The big data ecosystem is insanely complex — just making sense of the right tools and technologies can be more difficult than data mining itself. Only recently with the adoption of cloud can any company’s data teams have access to first-class big data technologies with automation that helps you save on cost and enables self-service access to greater varieties of data.
In this blog, I will suggest a comfortable starting point for some of the most popular big data engines through each step of an analytics lifecycle, from data preparation to visualization. Through this journey, we will explore why embracing choice and picking the right engine at each step of the analytics pipeline is critical to ensure success. Using a sample dataset as a reference, we will explore Qubole Hive, Spark, and Presto — all running with managed autoscaling.
Getting to Know the Big Data Engines
- Apache Hive is a ‘big’ data warehouse framework that supports analysis of large datasets stored in Hadoop’s HDFS and compatible file systems such as Amazon S3, Azure Blob, and Azure Data Lake Store File systems. Over the years, Hive has proven to be great for batch ETL and is very robust at scale.
- Apache Spark is an in-memory cluster computing framework originally developed at the University of California, Berkeley’s AMPLab. Spark excels in use cases like continuous applications that require streaming data to be processed, analyzed, and stored. Spark is also used for batch/streaming ETL and is very robust at scale, but using and practicing Spark requires a completely different skill set that is above and beyond SQL.

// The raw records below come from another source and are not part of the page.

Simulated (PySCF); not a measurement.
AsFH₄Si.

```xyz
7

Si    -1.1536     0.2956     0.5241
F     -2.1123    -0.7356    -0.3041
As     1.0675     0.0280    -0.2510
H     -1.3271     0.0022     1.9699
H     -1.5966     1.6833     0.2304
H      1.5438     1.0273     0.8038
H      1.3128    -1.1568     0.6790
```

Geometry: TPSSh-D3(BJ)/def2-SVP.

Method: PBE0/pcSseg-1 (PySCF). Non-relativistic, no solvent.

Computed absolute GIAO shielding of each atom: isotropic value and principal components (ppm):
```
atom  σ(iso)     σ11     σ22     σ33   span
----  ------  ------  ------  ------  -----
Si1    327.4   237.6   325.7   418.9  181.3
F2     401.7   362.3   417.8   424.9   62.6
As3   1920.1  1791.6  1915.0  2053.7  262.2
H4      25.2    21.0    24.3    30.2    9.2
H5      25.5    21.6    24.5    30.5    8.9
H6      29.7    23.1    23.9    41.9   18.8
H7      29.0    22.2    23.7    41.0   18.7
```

- Presto is an in-memory distributed SQL query engine for running interactive analytic queries. Developed out of Facebook, Presto plays a vital role in providing accelerated access to any data store and helps avoid the need to move activated/refined datasets to an on-premises or cloud MPP data warehouse for analytics and reporting.
In this context, we will use the NOAA weather dataset as a reference to explore the importance of choice. It is important to note that the rationale for choice depends on time-to-market considerations in combination with technical debt accrued and available skill sets on the teams executing the project.
About the Reference Dataset
Though the publicly available NOAA daily Global Historical Climatology Network (GHCN-DAILY) dataset cannot be categorized as a big data class dataset, it is continuously refreshed with weather updates from the previous day and has the breadth and depth of weather data for every single day since the late 1800s across many US geographies, which makes it an important dataset in the context of big data. Oftentimes businesses may need to figure out how the weather has been impacting their business or understand how weather correlates to the maintenance cycles of equipment for industrial preventative maintenance use cases.
Using Hive ELT Pipeline to Curate the Dataset for BI/Reporting
To start refining the reference dataset, we will first explore Hive. For technical details of how to use the Hive ELT pipeline to curate the weather dataset for BI and reporting, please refer to this more detailed blog.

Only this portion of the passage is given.